The Art of Nano-technology exhibition, City O Tautahi, Christchurch, New Zealand, 2010

The Art of Nano-technology

PUTTING SOUL INTO SCIENCE

The artists represented here have all attempted to shed some light on the incredible – and tiny – new worlds of nanotechnology. Each have selected one little corner of a vast subject, and examined it close up, just as a scientist uses a microscope to zoom in and create images of the nanoworld itself.

Nanotechnologies are increasingly present in our lives, and this exhibition invites us to develop an awareness of them, and their wider implications. Through work displayed here the artists examine the connections between nanotechnology and our lived experience, both present and future. Using very different methods, artists and scientists highlight the beauty and power of these otherwise unseen new technologies.

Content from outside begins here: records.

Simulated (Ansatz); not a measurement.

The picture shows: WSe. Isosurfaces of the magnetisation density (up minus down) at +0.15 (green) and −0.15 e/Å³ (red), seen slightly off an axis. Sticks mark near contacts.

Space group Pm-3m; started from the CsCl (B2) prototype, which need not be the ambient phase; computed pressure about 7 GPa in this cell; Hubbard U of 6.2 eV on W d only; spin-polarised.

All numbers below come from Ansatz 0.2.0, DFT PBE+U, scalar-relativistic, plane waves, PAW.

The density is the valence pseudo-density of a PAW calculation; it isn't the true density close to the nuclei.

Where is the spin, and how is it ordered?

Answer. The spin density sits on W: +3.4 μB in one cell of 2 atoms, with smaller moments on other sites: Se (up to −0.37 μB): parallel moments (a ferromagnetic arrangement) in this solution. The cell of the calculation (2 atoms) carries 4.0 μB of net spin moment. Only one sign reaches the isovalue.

ART AND SCIENCE – CREATIVE LEAPS; IMAGINATIVE RESPONSES

Science shares with art the urge to describe and define aspects of both human existence and of the natural and manufactured worlds. At the core of the scientific and artistic approaches is a desire to illuminate the human experience of those worlds. Both disciplines then inventively apply this understanding and attempt to create something new.

In this exhibition, the world of nanotechnology is made visible through microscopic imaging, and through sculpture and painting, in an attempt to shed some light on some of the issues and applications of these mysterious and potent forms.